Take the issue of Iranian nuclear proliferation. On five occasions, Obama has thundered that the Iranian effort to produce a nuclear weapon was unacceptable. He had announced deadlines for Iran to desist by September 2009, again by October, and then at year’s end in 2009. His fourth deadline for Iran to come clean was supposed to be January 2010. A fifth soon followed. Since then, Obama has repeatedly stated that Iran’s proliferation was “unacceptable.” One wonders why, and to whom?
By early 2012, Obama maintained that he doesn’t bluff, yet by September 2012, Secretary of State Hillary Clinton seemed troubled enough by the empty rhetoric to remind the world that, “The United States of America is not setting deadlines.” Almost immediately after, State Department spokeswoman Victoria Nuland added the qualifier that, “it is not useful to be… setting deadlines one way or the other [or] red lines.”
The same, predictable pattern followed with the unrest in Syria. In early April 2011, a month after an uprising against the dictatorship of Bashar Assad began, Obama ordered Assad to stop the “abhorrent violence committed against peaceful protesters.” A few days later, Obama tried again, advising Assad to “change course now.”

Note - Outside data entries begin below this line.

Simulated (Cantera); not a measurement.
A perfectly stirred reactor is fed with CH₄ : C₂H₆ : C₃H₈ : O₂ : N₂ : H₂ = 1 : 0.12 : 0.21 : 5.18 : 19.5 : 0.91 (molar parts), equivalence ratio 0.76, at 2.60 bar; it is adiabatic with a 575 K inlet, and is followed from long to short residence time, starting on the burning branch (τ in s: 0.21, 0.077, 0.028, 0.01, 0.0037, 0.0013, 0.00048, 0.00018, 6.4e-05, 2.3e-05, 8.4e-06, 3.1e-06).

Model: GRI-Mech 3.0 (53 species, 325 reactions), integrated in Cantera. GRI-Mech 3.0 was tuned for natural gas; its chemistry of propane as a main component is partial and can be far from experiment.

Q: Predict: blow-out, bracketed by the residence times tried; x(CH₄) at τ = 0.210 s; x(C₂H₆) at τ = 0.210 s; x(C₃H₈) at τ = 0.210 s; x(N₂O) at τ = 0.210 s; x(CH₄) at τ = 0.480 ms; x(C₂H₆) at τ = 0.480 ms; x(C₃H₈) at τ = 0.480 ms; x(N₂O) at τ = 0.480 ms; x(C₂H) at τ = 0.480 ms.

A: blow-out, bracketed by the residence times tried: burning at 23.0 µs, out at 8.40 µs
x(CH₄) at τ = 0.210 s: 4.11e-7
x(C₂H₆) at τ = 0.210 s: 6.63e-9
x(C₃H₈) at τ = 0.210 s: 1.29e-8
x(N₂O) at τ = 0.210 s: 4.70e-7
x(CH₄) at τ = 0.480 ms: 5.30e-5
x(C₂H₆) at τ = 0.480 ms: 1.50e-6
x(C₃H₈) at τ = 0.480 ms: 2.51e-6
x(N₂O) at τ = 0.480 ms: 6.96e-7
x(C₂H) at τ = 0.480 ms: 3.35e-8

By July, Obama had announced that the Syrian president had “lost legitimacy.” Later in August 2011, Obama talked of a transition to democracy in Syria. The same month, Obama upped his rhetoric even further by now demanding that Assad leave, “For the sake of the Syrian people, the time has come for President Assad to step aside.” Then for most of the next year, Obama met with foreign leaders, and summarized his talks with demands that the Syrian government cease its violence, that Assad leave, and that any use of chemical weapons would earn a swift American response.
By March 2012, Obama gathered the Group of Eight at Camp David, where they collectively announced an ultimatum for political change in Syria. In July 2012, U.S. Ambassador to the United Nations Susan Rice announced that the Russian and Chinese vetoes of a U.N. Security Council resolution on Syria were both “dangerous and deplorable.”
The same month, Obama again threatened Assad, predicting that the dictator would be held accountable should he make the “tragic mistake” of using chemical weapons. For much of 2012, more redlines were drawn over the Syrian use of WMD. In a December 3 speech at the National Defense University, Obama summed up, “I want to make it absolutely clear to Assad and those under his command, the world is watching. The use of chemical weapons is and would be totally unacceptable. And if you make the tragic mistake of using these weapons, there will be consequences and you will be held accountable.”
But by April 2013, in response to rumors of chemical weapons use, Obama was still warning that the Syrians use of WMD would be a “game changer.” Since then, Obama has further warned Syria about chemical weapons while debating whether the sporadic use of them constituted defiance of one of the redlines he drew.
The terrorist detention facility at Guantanamo Bay, Cuba, like the Iranian nuclear program and the Assad regime, also earns frequent presidential tough talk. In January 22, 2009, the newly inaugurated President Obama promised to close Guantánamo Bay within one year: to “restore the standards of due process and the core constitutional values that have made this country great even in the midst of war, even in dealing with terrorism.”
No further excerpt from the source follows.